Wages, prices, and jawboning

If any one aspect of the new US administration's overall economic recovery package continues to be of concern, it is the lack of what is called an "incomes policy." Certainly there is little political support at this time for wage and price controls. President Carter had also rejected seeking formal controls. But in scuttling the Council on Wage and Price Stability (COWPS) and ruling out the use of jawboning, many economists believe the President inadvertently leaves the United States vulnerable to an inflationary spurt of wage and price hikes in the period ahead.

Take the tentative settlement in the coal industry, in which the union wrested a more than 36 percent increase in wages over the next three years. Given the fact that inflation is now running at around 11.3 percent, that can hardly be called anything less than a sizeable victory, despite the fact that miners are voting against the agreement. Yet the coal pact is only one of a series of contract negotiations that will come up this year, involving 2.5 million workers in major industries. Perhaps the most difficult bargaining will come later this summer, when unions representing 600,000 postal employees will face a late July contract deadline. There will also be negotiations involving airline employees and construction and supermarket workers.

The biggest series of negotiations, however, are farther down the road, in 1982 and 1983. Negotiations involving 4 million to 5 million workers will be coming up for settlement in 1982, many of them in unions traditionally inclined to hard bargaining. The point is that settlements obtained this year -- in 1981 --will in part become bargaining guidelines in the crucial 1982 negotiations. Thus, any overly large wage increases this year will skew future settlements.

On the other side of the coin -- price increases -- one need only look at what happened to gasoline and fuel charges after the administration moved ahead with oil-price decontrol earlier this year. Mr. Reagan is reported to have been privately outraged at the extent of the price hikes after decontrol (increases that came despite plentiful supplies). Unfortunately, the President's private unease was never made public.

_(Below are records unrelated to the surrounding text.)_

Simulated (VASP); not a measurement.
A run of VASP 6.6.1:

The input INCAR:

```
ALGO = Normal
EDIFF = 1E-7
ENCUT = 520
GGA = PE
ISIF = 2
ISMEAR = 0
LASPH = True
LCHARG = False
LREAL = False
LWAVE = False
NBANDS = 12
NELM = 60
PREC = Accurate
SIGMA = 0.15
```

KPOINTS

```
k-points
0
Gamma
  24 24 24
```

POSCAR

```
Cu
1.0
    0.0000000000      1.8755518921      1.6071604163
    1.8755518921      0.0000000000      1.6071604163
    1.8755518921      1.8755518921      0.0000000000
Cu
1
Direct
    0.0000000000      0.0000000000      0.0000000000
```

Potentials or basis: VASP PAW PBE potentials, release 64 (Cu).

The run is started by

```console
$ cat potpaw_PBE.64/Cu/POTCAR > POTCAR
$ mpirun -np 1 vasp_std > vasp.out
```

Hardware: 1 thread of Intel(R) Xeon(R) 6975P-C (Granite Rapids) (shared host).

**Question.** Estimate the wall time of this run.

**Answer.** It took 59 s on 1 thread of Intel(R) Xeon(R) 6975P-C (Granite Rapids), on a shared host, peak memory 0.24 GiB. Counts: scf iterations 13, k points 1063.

Mr. Reagan argues that an incomes policy is not necessary in the framework of his overall economic plan. He reckons that, as the economy rebounds and the inflation rate drops, wages and prices will be moderated by market forces. We hope he is correct. But that, it seems to us, is taking an unnecessary gamble -- when a few tough words from a President with impeccable probusiness credentials could help keep the lid on prices (and therefore wages) while the economic package is readied for implementation.

In scrapping COWPS and rejecting controls the president should not give up the immense influence he has in persuading management and labor to exercise restraint. His communication skills are considerable. By turning private indignation into pointed public displeasure, the President might be able to moderate the i nflation push and thus begin achieving his economic goals.